One of our goals here at the MIX is to discover and celebrate the ideas and initiative of in-the-trenches management innovators—wherever they come from. While it's always energizing to watch those ideas and stories pop up on the site, it's especially rewarding to encounter these dedicated change makers in person. We had the chance to do that recently during a celebration of our HCI Human Capital M-Prize award. It was such fun swapping ideas and hearing about how our MIXers are changing the game when it comes to supporting human flourishing inside organizations (and beyond), that I caught a bit of the conversation on video.

Here are four short takes from some of the Human Capital M-Prize finalists/winner. (And by the way, we'd love to hear more from all of you via video. You can easily upload videos in the HACK and STORY templates—if it's a compelling video, we'll be sure to promote it on the home page and circulate it widely in all of our channels.)


Meet Lisa Haneberg and learn about her Talent Management Cloud

This ambitious and well-wrought hack takes on conventional talent management systems and sketches out a broad and emergent model for creating the conditions that make people want to stay in an organization and best help them to develop and grow. While most talent management systems focus on retention and development, Haneberg argues they’re trapped in the HR function paradigm and require a fundamental reframing. Her “talent management cloud” offers up a vision of a custom-built, ever-evolving support system.

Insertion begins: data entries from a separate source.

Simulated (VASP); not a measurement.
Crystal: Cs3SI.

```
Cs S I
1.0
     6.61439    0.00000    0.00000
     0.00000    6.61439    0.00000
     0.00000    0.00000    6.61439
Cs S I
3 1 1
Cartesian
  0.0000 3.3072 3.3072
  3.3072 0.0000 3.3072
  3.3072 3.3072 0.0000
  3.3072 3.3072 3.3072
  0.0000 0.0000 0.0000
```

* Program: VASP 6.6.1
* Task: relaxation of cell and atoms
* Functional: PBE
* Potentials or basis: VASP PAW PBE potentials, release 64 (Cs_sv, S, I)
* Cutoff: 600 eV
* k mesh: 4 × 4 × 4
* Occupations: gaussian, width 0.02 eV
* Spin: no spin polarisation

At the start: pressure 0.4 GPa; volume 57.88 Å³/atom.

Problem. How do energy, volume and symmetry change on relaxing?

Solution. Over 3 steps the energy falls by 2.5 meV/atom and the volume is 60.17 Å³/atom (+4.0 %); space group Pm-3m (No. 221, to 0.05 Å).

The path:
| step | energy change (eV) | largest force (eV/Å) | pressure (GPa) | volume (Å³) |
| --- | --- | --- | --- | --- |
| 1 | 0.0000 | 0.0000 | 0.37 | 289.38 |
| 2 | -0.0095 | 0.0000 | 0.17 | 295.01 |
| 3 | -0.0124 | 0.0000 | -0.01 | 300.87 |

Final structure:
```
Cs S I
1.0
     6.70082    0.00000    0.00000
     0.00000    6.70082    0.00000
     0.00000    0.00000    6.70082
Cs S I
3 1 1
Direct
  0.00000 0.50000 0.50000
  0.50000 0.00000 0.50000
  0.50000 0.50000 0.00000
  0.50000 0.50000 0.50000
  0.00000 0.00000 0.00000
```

HCI Human Capital M-Prize Winner: Lisa Haneberg


Meet Kartik Subbarao and hear about his Bonus Fund: Empower Employees to fund initiatives with company-matched bonus money

The practice of sanctioned “free time” to devote to passion projects on company time might be one of the most compelling hacks of the traditional job in the last few decades. From 3M’s original PostIt-producing “15% time” to Google’s celebrated 20% time to Atlassian’s “FedEx Days”, organizations of all stripes are responding to the overwhelming demand to carve out what Dan Pink calls “islands of autonomy” for creative, motivated people to work on what moves them. As inspiring and productive as these practices are, the rush to embrace them often leaves out a critical question: how do you fund this development time—and more importantly, create a system for evaluating and supporting the experiments and projects that often emerge? Subbarao’s hack offers a clever answer to that question that addresses crucial motivational and operational issues. His twist? Employees ante up a small contribution out of their annual bonus toward a project they and a requisite number of colleagues are passionate to pursue and the company matches the total contribution. The approach de-politicizes resource allocation, boosts employee engagement—and potentially produces new products, technologies, and directions for the company.

HCI Human Capital M-Prize Semifinalist: Kartik Subbarao



Meet Alyson Huntington-Jones and learn about her A Company Run by Self-Managed Teams

A senior continuous improvement consultant for Masco, a 40,000-person manufacturer of home improvement products, turned an assignment of migrating a business unit toward a “lean culture” into an experiment in overthrowing the traditional hierarchy to unleash democracy and innovation. Huntington-Jones recounts in detail a systematic process for transforming a “20th-century hierarchy” into an “accountability-based organization comprised of self-managed teams.” Step one: immerse the team in the best insights and approaches from the world’s most progressive practitioners (including Semco, Whole Foods Market, W.L. Gore).

HCI Human Capital M-Prize Semifinalist: Alyson Huntington-Jones



Meet Andres Roberts and learn more about his A True Learning company—free of management

Kessels & Smit is a small firm (a 60-person services firm focused on learning and development) with big ideas about organizations and work. Founded on the twin ideas that “management blocks development” while passion is the most powerful motivator, the company is a 30-year experiment in designing work to fit human beings (rather than the other way around). K&S is an organization with no organizational structure, no procedures or policies, no hierarchy, and no job descriptions. Individuals are free to pick their own projects, set their own fees, work when and how they want. How does this work? Roberts and his colleagues are constantly evolving new approaches based on three core principles: individual responsibility, self-organization, and high-quality relationships. This story is full of richly-developed, homegrown practices around supporting and developing colleagues when there is no boss (they call it “apple trees”), taking care of critical organizational functions when there are no functional roles (“round tables”), balancing the need to do the work that needs to get done and doing the work you love (“guideline of thirds”), and creating a culture of cooperation and collaboration among independent individuals (K&S Days). Roberts doesn’t present a recipe for revolution so much as a set of powerful principles for building organizations that are fundamentally fit for human beings.